The State Hermitage Museum and Henkin Brothers Archive Foundation present the first ever exhibition of photographs from a unique family archive.
Brothers Evgeny (1900-1938) and Yakov (1903-1941) were born in Rostov-on-Don. After the October Revolution, the younger brother relocated to Leningrad while the elder moved to Germany, living in Berlin from 1926 to 1936. Both brothers’ lives ended tragically: Yakov was killed on the Leningrad Front during World War II while Evgeny was arrested and shot by the NKVD during the purges. Many details about both lives are yet to be clarified by their biographers.
Original rolls of film in the Henkin Archive contain about 7’000 frames. Scenes captured by Yakov and Evgeny present a vision of the two cities with their everyday life, public and sport events, and portraits of relatives and friends. Yakov takes pictures in the parks and stadiums of Leningrad, Evgeny – in the streets and squares of Berlin.
But politics increasingly invade the lenses of the brothers’ cameras. Soviet slogans become more persistent; portraits of Party leaders become more imposing; ordinary Berlin café customers jump up giving a Nazi salute. In the end it becomes apparent how lightness and openness of everyday life slowly gets replaced by stress and tension accompanying the strengthening of two dictatorships that eventually claimed both brothers’ lives.

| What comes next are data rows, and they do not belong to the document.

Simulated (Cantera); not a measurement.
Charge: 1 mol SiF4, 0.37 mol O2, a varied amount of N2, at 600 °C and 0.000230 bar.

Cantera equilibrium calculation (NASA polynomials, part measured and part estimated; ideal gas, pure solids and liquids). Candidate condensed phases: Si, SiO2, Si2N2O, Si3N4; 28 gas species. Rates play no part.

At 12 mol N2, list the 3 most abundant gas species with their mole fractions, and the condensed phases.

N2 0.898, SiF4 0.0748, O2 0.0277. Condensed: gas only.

These photographs are valuable not only as unique historical documents. Their composition, light transmission and elaboration of classical genres and themes all reveal their creators as truly professional photographers. Moreover, the casual style of street and informal photography, rare for the time, is particularly valuable now for its immediacy, authenticity and originality.
Photographs made by two brothers tell us the complex story of Leningrad and Berlin of the late 1920s and early 1930s. Yet this story is told through smiles, glances, movements, and fashion that reveal more than any official textbook. The hypnotizing magic of photography moves to the fore to affirm the value of human life and the authenticity of a historical moment.